Because there is no need for a human to press the “deployment” button, changes get to production even faster.

When performing continuous deployment, every release is sent to production automatically, as shown in figure 12.3.

 

Figure 12.3 When performing con-tinuous deployment, every release is sent to production automatically.

As you move from continuous integration to continuous delivery, and then toward continuous deployment, the pace of releases becomes quicker, forcing you to implement more sophisticated deployment techniques and put in place more automation, better monitoring, and more reliable quality guarantees.

12.2 The role of automated tests in a CI/CD pipeline

Tasting a sample of a dessert before selling the whole batch to customers is an essential activity in Louis’s bakery. It helps ensure that whatever chefs deliver to customers will be up to Louis’s rigorous quality standards.

Similarly, testing your software before delivering it to your customers helps you prevent shipping bugs.

Testing your software is time-consuming. Therefore, the more often you have to do it, the more expensive your tests become.

Considering that continuous delivery will enforce your team to deliver software more frequently, it can quickly ramp up your costs if you don’t have efficient automated tests.

By having automated tests, you reduce deployments’ costs because machines can validate your software way more rigorously than a human could, much more quickly, for virtually zero cost.

Automated testing is the most crucial technique to enable a team to perform continuous delivery because it allows you to increase your delivery frequency without significantly increasing your costs.

These tests are integrated into what’s usually called a CI/CD pipeline, which runs in your continuous integration service and is responsible for automatically validating your software and preparing any artifacts necessary for a release.
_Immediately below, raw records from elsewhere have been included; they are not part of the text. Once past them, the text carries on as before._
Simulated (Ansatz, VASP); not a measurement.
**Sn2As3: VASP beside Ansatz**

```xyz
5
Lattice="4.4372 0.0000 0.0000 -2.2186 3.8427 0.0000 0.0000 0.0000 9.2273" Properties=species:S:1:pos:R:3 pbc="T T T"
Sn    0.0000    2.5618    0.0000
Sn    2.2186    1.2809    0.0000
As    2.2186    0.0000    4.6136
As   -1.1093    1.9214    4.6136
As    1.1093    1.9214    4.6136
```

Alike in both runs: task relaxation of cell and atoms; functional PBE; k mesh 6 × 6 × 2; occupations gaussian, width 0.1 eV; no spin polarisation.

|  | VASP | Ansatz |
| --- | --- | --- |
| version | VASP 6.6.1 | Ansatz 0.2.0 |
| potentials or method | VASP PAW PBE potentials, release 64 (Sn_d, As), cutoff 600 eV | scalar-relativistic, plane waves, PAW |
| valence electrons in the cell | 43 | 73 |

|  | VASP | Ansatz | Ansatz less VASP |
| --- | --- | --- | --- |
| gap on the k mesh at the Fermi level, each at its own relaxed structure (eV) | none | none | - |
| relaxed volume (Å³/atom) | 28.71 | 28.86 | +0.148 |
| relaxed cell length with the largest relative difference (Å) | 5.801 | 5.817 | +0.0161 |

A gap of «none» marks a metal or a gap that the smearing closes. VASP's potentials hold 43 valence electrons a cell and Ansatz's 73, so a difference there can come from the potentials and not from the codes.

Warning Setting up a continuous integration routine is different from implementing a CI/CD pipeline.

When performing continuous integration, your team will validate its software every time someone pushes code to the project’s main branch. This validation process may include trying to build the application, running tests, and performing static analysis.

A CI/CD pipeline, besides validating your software, prepares any artifacts necessary for releases so that you can deploy them by “pushing a button.”

If you are writing a Node.js application, for example, your CI/CD pipeline can validate it, build the necessary containers, and push them to a container repository.

After your pipeline runs, you will be able to quickly deploy your software by pushing a button because you won’t have to build containers again. Instead, you’ll simply pull what’s already built.

Additionally, to test the deployment process itself, you should have a separate production-like environment to which you deploy your software.

As you increase the frequency of deployments, you’ll have to increase the number of automatic validations your CI/CD pipeline performs. These validations should give you quick and precise feedback so that you can detect mistakes earlier. Otherwise, you’re more likely to ship bugs.

To make these validations as valuable as possible, besides your standard unit and integration tests, your CI/CD pipeline must include end-to-end tests and, if possible, acceptance tests similar to the ones you saw in chapter 10.

End-to-end and acceptance tests are especially important in the context of a CI/CD pipeline because they’re the tests that most resemble your users’ behavior, and, therefore, are the ones more likely to prevent you from shipping bugs.

Important When building your CI/CD pipeline, make sure to include not only unit and integration tests but also end-to-end and acceptance tests.

Besides making deployments quicker and cheaper, effective tests incentivize your team to deploy more often because they reduce the amount of work necessary for code to get to production. Like tests, the quicker your deployment is, the more often it will happen.

Despite tests’ potential for detecting mistakes, they can’t always guarantee your application is bug-free. Therefore, they don’t eliminate the need for manual verification. If you have a QA team, its professionals will still be valuable when it comes to performing manual and exploratory testing, as I explained in chapter 2.

Yet, to make the entire validation process quicker, despite the need for manual verification, you can take advantage of mechanisms that allow you to detect bugs earlier and minimize their impact. Such mechanisms include having monitoring in place and using feature flags to gradually roll out changes.

12.3 Version-control checks

At Louis’s bakery, no one ever covers a giant cake with chocolate frosting before tasting the frosting itself. Otherwise, if the frosting is not sweet enough, instead of going to a customer’s mouth, the whole cake goes into the trash.

Trying individual parts of a recipe before combining them allows a pastry chef to avoid mixing an inedible filling with an otherwise sublime dough.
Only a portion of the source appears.